This is my first post here, but I've benefited a lot from this forum's results popping up in google search results.
I've been teaching myself semi-parametric regression using penalized splines. Basically, $$ \hat{y} = X(X'X + \lambda D)^{-1}X'y $$ where X is full of knots in addition to my original variables, $\lambda$ is a penalty term applied to the knots. (See e.g. Wood 2006 or Ruppert, Wand & Carrol 2003 if you want to learn this stuff).

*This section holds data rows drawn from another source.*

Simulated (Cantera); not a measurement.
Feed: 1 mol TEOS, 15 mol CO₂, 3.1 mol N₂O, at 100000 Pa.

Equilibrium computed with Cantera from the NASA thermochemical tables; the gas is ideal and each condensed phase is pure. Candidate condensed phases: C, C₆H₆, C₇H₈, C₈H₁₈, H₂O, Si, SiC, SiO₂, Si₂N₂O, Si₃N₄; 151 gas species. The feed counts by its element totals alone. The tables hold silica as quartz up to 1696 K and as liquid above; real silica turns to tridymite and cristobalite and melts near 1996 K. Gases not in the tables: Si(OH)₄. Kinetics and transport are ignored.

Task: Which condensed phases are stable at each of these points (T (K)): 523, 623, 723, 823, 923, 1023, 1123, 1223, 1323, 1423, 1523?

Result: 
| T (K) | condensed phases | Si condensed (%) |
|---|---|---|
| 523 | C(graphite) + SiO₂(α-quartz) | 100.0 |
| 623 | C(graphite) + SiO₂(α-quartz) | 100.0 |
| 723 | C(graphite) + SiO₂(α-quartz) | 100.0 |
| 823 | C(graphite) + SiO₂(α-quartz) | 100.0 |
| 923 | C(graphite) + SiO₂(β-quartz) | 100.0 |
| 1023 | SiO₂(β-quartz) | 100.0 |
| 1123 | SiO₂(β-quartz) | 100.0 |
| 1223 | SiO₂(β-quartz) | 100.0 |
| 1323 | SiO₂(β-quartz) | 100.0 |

My data has cluster-wise autocorrelation, and probably heteroskedasticity as well. My training is in econometrics, so naturally I want to represent the variance-covariance matrix as $$ X(X'X + \lambda D)^{-1}\left(\displaystyle\sum_j X'_j \epsilon_j \epsilon_j'X\right)(X'X + \lambda D)^{-1}X' $$ The above assumes independence between clusters but not within them, and doesn't assume homoskedasticity. This should give me correct se's.
My problem is that I don't just care about se's. With semi-parametrics, I need confidence intervals on plots.
EDIT some time later:
I've developed a quasi-brute-force way of doing this by hacking mgcv
. The general approach is to calculate my own parameter covariance matrix and stuff it into mgcv
's. It is then used by other functions to calculate CI's and give CI's on plots This is very much a work in progress and I'm not confident in it yet, but I'm putting it up in hopes it might be a first step towards something that works, invite feedback, and perhaps eventually be useful to others. Here it is as it stands:
Another EDIT: The function now tries to get the full penalty matrix by inverting the parameter covariance matrix and the subtracting off $X'X$. Weirdly, the parameter covariance matrix supplied by mgcv
is often not invertible. I have no idea why this would be the case, after removing auto-dropped redundant dummies. Anybody have any ideas here? I'm using generalized inverses as a hack for the moment, and I'm not sure exactly what sort of distortion that will add to my results.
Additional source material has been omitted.